Reuse of Research Data

Properly functioning data search services make the effective reuse of research data possible. Universities, research institutes and other similar organisations have numerous search services for their own data and publications, but there has been no centralised service to date. The Etsin - Research Data Finder fulfills this need. It retrieves the metadata for data from other services, thus making it possible to enter that data directly into the Kata service.

There are several existing metadata services in Finland. For example, the Finnish Social Science Data Archive (FSD) is a metadata service that contains data related to the social sciences. The service also offers a search user interface for conducting effective searches of the service's approximately 1,000 pieces of data. HELDA, the Digital Repository of the University of Helsinki offers a search user interface for university data and publications. There are over 30,000 pieces of data and publications in HELDA.

The Etsin service will be able to retrieve data from both FSD and HELDA, but it will not allow access to publications in HELDA. When other universities and research institutes establish interfaces for the machine retrieval of data, the metadata for this data will then be added to Kata. In addition to serving as a centralised service, Kata will also contain advanced search capabilities for the effective utilisation of large volumes of data.

There are also metadata and data services at various universities and research facilities.

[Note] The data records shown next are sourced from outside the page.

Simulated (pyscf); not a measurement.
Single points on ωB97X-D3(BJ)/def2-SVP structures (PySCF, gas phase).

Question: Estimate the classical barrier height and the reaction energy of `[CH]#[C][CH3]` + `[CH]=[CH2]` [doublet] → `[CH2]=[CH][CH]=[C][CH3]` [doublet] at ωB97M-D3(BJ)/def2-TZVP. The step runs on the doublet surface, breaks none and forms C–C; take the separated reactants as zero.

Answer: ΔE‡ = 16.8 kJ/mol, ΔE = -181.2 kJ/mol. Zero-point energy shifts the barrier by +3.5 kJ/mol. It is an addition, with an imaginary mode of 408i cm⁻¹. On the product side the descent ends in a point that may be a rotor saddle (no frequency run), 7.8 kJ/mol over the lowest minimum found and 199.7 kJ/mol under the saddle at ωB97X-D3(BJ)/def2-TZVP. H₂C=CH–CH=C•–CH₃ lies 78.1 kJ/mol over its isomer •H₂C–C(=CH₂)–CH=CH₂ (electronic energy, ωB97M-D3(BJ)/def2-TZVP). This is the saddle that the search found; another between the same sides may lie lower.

The services offer the use of data under various licenses. Typically, a license is the same for all data in a service, but it can likewise vary for specific datasets. License information is included in the metadata. Also in the Minimum metadata model, developed in the National Research Data Initiative, a specific field is reserved for license information: terms of use. License information can limit the reuse of data, but it can also protect the data from any reuse that the author does not want. Typically, the data may only be intended for educational and research purposes and not, for example, commercial use. Read more on licenses in the Data management planning section.

Restrictions on reuse

It is rare for research data created by someone else to be made available for use without any terms or conditions. Even if the data was found in Etsin, you would still need the author's permission to copy and edit it. In Etsin it may be stated that the data is available for your use without any terms of use, but even then the minimum requirement is that you follow  best scientific practices. This means that you take the work and achievements of other researchers into proper consideration, respecting the effort they have made, referring to their publications in the appropriate manner and giving their achievements the recognition they deserve in your own research work and the publication of its results.

The data may have a license attached to it. In the license, the author has already specified the terms under which you may use the data. Data has various degrees of publicity, i.e. it might be that you are only allowed to copy the data, but not edit it, link it to others or transfer it to a third party.

In some cases, the data may be difficult to understand, sensitive or its use requires special software. When dealing with this kind of data, you must contact the  contact person specialized on the metadata.

Provenance information

Provenance information of research data is information on the origin and processing history of the data: addenda, omissions, software used, etc. At present, the research data services of the Ministry of education and culture do not collect provenance information. The importance of provenance information is emphasised for data in long-term storage.

Provenance information is important for data that will be stored for longer periods for the following reasons:

  • The proper documentation of the manner in which the data was produced ensures that the data will be processed well and the resulting data answers the question it should.
  • Research is more reproducible if the various phases of data analysis are properly documented.
  • The documentation of sources and contributors improves the transparency of the research in that users of the data can independently assess the reliability and impartiality of the data.

Today, when data processing is mainly automatic, the programs and methods used in processing should be included as is in the supplementary materials. Data processing should otherwise be automated as much as possible, in order to make it easy to reproduce research by hand and in peer reviews.

The following is a short checklist for creating provenance information:

  • Have the events in the data production chain been documented?
  • Are the data processing methods available?
  • Has the data change history been recorded?
  • Has the data been linked with its sources?
  • When collecting data, has information that might affect the quality of the data been recorded? For example in measurement data, the calibration of sensors, or in interview data, special features of the interview situation.